An introduction to Charlie’s Crepes in Merchantville, NJ
One of the first things Charles of Charlie’s Crepes said to me – “If you’re using good quality local ingredients, you feel good.” This quote resonates with me because I try to make my recipes and my food choices by the motto – If you eat more good, you do more good.
I stopped by the Charlie’s Crepes storefront in Merchantville, NJ and the traveling stand at the Collingswood Farmers Market to learn more.
Crepes are a thin pancake, with your choice of filling. With the ability to use any combination of fillings, crepes can be sweet or savory. According to Charlie, “A crepe is whatever you want to put inside it.”
That’s where Charlie’s Crepes becomes more. Each recipe is crafted using local, seasonal, and incredibly fresh ingredients. Starting as a vendor at the Collingswood Farmers Market in 2015, Charlie has been able to build relationships with the market vendors and get access to all kinds of local produce.
It starts with the market. We have our standards on the menu, but other than that we use what we find seasonally at the market.
Some incredible combos of flavors, and where the ingredients are sourced from:
- Sherry Shallot Portobello Mushroom crepe with asiago cheese and garlic lime crema (mushrooms from Davidson Farms) – pictured below
- Garlic Scape Pesto Chicken (scapes from Savoie Farms)
- Roasted Ratatouille with whipped ricotta and goat cheese (squash from Viereck Farms)
- Cherry bruschetta compote with whipped ricotta and goat cheese (cherries from Fruitwood Farms)
- Cherry & Berry Pie with vanilla bean custard, butterscotch cookies, and whipped cream (cherries from Fruitwood Farms, plus raspberries and blueberries from Mood’s Farm)
The best part – all of these combinations are from within the last two weeks! There’s no limit to the number of combinations Charlie’s Crepes will come up with. Other recipes have included other great market finds: Hillacres Pride bacon, Buck Wild Bison, and Schober Farms peaches. According to Charlie, he and his wife “have a lot of fun using our imagination coming up with new dishes.”

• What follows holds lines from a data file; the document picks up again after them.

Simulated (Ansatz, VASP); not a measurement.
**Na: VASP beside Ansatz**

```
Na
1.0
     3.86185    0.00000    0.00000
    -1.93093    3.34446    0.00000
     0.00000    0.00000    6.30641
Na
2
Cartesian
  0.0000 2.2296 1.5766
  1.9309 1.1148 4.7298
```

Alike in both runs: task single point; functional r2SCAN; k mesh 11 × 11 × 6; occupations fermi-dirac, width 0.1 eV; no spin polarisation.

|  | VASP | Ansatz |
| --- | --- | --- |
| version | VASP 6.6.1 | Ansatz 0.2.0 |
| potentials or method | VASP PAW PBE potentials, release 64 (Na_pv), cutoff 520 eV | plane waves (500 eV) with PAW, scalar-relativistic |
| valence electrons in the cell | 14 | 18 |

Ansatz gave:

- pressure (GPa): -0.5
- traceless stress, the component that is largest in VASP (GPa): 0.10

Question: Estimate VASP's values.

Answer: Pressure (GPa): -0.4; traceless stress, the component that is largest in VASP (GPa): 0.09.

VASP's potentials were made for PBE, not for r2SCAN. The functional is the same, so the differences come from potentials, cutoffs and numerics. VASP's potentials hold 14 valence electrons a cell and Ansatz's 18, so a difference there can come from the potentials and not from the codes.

Charlie got started making crepes after his honeymoon in France. During part of their trip, they stayed in a house outside of Normandy with a couple from the Netherlands, who taught him their grandmother’s crepe recipe. That recipe has been tweaked to become the tasty crepes he makes today.
You can find Charlie’s Crepes at the brick-and-mortar in Merchantville (they’re BYOB!) and with the crepe cart at the Collingswood Market on Saturday mornings.
At the crepe shop, you can get crepes to eat-in or to-go, plus enjoy local Boylan sodas, board games, an outdoor patio, and even live music.